Maps have been acting as a route guide for traveling a long distance since many years back. But the point arises from where the first sample of the map came.
So here are some of the earliest existence known examples related to maps
Babylonian Period Maps
In the form of Babylonian tablets or Egyptian land drawing and painting discovered in early tombs. In 1961 a town plan of Catalhoyuk in Turkey was unearthed, painting on a wall. Featuring houses and the peak of a volcano, it is around 8500 years old.
Similarly, the sixth-century tablet known as Imago Mundi shows Babylon on the Euphrates, with cities on a circular landmass, surrounded by a river. Some maps are known as T and O maps. In one, illustrating the inhabited world in Roman times, T represent the Mediterranean, dividing the continents, Asia, Europe, and O is the surrounding ocean, the T and O Hereford Mappa Mundi of 1300, drawn on a single sheet of vellum, include writing in black ink and water painting green, with the red sea colored red.
Greek Period Maps
Greek scholars developed a spherical earth theory using astronomical observation, and in 350 B.C.E. Aristotle produced arguments to justify this practice. In the first century C.E., Ptolemy, an astronomer, and mathematician developed a reference –line principle. His guide to geography lists 8,000 locations with their approximate latitudes and longitudes.
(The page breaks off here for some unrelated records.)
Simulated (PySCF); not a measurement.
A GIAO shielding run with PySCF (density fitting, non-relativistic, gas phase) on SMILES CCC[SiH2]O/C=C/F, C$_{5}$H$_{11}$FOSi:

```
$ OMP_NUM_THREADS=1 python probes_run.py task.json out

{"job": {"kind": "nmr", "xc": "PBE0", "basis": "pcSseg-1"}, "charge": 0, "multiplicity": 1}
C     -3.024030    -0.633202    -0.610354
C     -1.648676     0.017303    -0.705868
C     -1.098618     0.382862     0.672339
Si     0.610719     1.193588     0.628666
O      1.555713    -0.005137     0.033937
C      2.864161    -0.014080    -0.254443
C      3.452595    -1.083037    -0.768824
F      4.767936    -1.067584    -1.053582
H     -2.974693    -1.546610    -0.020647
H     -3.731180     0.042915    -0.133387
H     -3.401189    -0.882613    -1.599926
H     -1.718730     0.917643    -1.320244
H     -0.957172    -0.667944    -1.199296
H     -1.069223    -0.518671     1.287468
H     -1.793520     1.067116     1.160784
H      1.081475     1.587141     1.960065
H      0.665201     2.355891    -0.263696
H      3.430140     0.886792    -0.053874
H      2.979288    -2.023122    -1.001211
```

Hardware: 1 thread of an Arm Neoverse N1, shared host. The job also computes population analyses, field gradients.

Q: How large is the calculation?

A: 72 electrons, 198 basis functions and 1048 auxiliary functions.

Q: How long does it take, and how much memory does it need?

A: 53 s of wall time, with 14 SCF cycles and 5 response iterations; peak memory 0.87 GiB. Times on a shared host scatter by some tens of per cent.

However, Ptolemy underestimates the size of the earth. His suggestion that India could be reached by traveling westward resulted in Columbus underestimating the distance centuries later, cartography greatly benefited from a wealth of corrective information brought to Europe by Marco Polo in the thirteenth century.
International Geographical Congress
The 1891 international geographical congress established specification for a scale map of the world, and world war 1st and 2nd brought more progress.